What is the customer effort score (CES)?
Definition: Customer effort score (CES) is a customer experience metric that measures the effort customers put into interacting with a business.
It measures how easy or difficult it is for customers to solve their problems, find certain information, make purchases, contact support, or use the product…
By tracking CES, companies can change their processes, making it easier for customers to achieve their goals and increase their satisfaction.
How is a customer effort score measured?
CES uses a formula to calculate the average customer response to a CES survey.
The formula considers the sum of all customer answers divided by the total number of answers.
Customer Effort Score = Sum of Response Scores / Number of Survey Responses
The response score is a numeric value based on the company's survey scale. If the survey uses emoticons or phrases (“very easy,” “too hard”) in their survey, they are replaced by numeric values for the calculation.
Example:
A SaaS company had 50 support calls in the last month, at the end of each call, the customer was asked was requested to fill in a survey.

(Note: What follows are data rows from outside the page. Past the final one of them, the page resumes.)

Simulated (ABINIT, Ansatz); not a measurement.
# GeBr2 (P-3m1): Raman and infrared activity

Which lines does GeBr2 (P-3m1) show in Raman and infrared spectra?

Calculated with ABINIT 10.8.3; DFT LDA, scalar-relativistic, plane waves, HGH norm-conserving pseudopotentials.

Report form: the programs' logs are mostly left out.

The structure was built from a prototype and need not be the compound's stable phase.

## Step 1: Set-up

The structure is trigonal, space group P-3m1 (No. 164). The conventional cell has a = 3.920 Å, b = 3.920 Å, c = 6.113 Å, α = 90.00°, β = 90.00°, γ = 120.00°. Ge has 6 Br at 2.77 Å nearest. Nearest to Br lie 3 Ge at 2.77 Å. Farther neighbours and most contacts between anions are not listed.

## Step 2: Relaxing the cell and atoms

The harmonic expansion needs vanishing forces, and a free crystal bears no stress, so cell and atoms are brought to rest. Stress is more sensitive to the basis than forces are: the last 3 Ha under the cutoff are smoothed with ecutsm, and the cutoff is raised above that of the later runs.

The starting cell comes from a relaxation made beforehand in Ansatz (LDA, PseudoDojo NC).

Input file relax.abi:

The survey asks them to rate “How easy was it to resolve your issue with our customer support?” on a scale from 1 to 7.
After 50 answers, the results were:
Response
Number of Customer Responses
The sum of all answers is 208.
CES = 208 / 50
CES = 4.16
The score of 4.16 is below acceptable, meaning the company needs to improve how support helps solve customer issues.
What is the difference between CES, NPS, and CSAT?
All three metrics measure customer satisfaction, but each measures a different part of the customer experience.
Customer Effort Score (CES) measures a customer's effort to accomplish a specific goal with the company (purchase, solve an issue, find information). CES uses a 1 to 7 scale to analyze and minimize customer effort in interacting with a company.
Net Promoter Score (NPS) measures how likely a customer is to recommend a company to others showing customer loyalty. Companies use a survey with a 1 to 10 scale and divide responders into three categories: detractors (0-6), passive (6-8), and promoters (8-10). The final score is calculated by subtracting the percentage of detractors from the percentage of promoters.
Customer Satisfaction (CSAT) measures customer satisfaction after interacting with a company (purchase, customer support call). CSAT is measured with surveys asking customers to rate their satisfaction on a scale of 1-5 or 1-10.
All three are important, and companies shouldn’t rely only on one.
For example, CES gives insights into bottlenecks in customer experience and what needs to be done for it to be seamless. In contrast, CSAT gives insight into the quality of the same customer processes, and NPS segments customers into categories that need different approaches.
Customer effort score surveys – when to send them and best practices
CES surveys are sent to gather customer data right after they interact with the company for their experience to still be fresh in their mind and for them to be the most compelled to fill it out.
These moments are:
- After a customer completes a purchase, identify how complicated the process was, how clear the pricing and TOS were, and if there was any inconvenience.
- After a customer support call, identify how effective the call was and if the support was clear in taking the customer through the issue.
- After launching a new feature, gather information about customer adoption and how hard it is for them to use the feature.
- After interacting with self-service, whether self-help or self-checkouts, a company needs to know how efficient these parts of their website/product are in accomplishing customer goals.
To have the best results in sending CES surveys, utilize:
- Using multiple channels will increase the response rate as customers will be prompted to fill in the survey from multiple sides. Although the best way is to build pop-up surveys right after they take action if the situation allows it.
- Having a consistent and precise scale will get customers familiar with the different CES surveys and give you better measurements. A scale of 1-7 gives more options, thus better precision than 1-5.
- Formulate questions that are simple, and specific, and trigger a customer to think about a number rating they would give to the service. These questions need to avoid steering their opinion.
- Follow up with customers that didn’t fill in the survey and try to get every answer possible. Customers can skip surveys unintentionally, or be so unsatisfied that they don’t want to fill out the survey.